Aycliffe-based Stiller Warehousing and Dist-ribution has invested heavily in relocating its pallet distribution operation within its main site on Aycliffe Business Park. It has also taken on four new forklift drivers and three office employees as part of a restructuring which has enabled it to cope with an increase in demand.
Its overnight Palletline operation involves Stiller handling more than 1,600 pallets every day, carrying goods ranging from food stuffs and packing to cookware, building cladding and shopping trollies. Palletline had previously been run at a leased site a mile away.
After the family-run firm moved its pallet storage facility into its new warehouse – it created room to relocate its Palletline operation. More than £1.1m has been invested in the new warehouse and relocation of its pallet distribution operation, enabling Stiller to consolidate its two main operations into its head office site which has increased efficiency and improved communication.

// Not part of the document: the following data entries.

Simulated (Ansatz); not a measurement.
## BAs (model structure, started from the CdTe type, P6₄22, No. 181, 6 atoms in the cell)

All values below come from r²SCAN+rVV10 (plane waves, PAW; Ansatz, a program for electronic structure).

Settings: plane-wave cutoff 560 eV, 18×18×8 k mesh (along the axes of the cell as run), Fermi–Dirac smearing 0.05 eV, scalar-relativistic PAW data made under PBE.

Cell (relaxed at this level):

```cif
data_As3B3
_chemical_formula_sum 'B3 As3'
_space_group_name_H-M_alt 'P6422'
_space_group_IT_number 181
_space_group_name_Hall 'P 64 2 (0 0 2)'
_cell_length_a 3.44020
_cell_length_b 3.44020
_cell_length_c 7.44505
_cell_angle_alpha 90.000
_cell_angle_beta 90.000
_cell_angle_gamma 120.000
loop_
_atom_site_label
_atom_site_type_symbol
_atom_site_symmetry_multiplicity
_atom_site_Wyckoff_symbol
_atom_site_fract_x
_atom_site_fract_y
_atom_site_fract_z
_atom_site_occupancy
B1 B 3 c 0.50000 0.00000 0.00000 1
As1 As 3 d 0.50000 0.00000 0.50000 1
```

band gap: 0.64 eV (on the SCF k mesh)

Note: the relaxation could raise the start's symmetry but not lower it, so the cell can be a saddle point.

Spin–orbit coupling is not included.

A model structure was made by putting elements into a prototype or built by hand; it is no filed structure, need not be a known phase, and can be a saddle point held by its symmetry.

“It has given us more room to grow and meet demand.” said the firm’s Commercial Manager Matthew Stiller. “Goods come off overnight, between 2am and 6am, from national trunking vehicles which can take up to 52 pallets, and they’re off-loaded, sorted in the early hours of the morning when everyone is tucked up in bed, and loaded onto smaller urban delivery vehicles which can take between six and 26 pallets.
Between 3pm and 6pm they bring customer’s goods back, to be sorted again onto trunking vehicles and sent out to destinations across the UK overnight.”
Stiller has appointed three new office staff, including distribution co-ordinator Steve Stones, from Darlington, and 23-year-old distribution clerk Josh McCartin, from Newton Aycliffe.
Former business admin apprentice Ryan Bailey, 22, who has been with Stiller for more than three years, has been promoted from transport operator to shift supervisor.
It used to take about 35 to 40 minutes for the trucks to come in and off-load, and drivers would often get stuck in a queue, but now Stillers have a one door in, one door out operation which has halved the amount of time it takes for drivers to get in and off-load.
Stiller’s latest outlay takes overall investment in the last two years to £5.6m after the firm purchased a fleet of 12 new vehicles in 2014, including two 12-tonne vehicles, two urban trailers and four long double-deck trailers, and brought in five new Iveco trucks earlier this year to accommodate a new £5m-a-year distribution and storage deal with worldwide food packaging firm Coveris Rigid.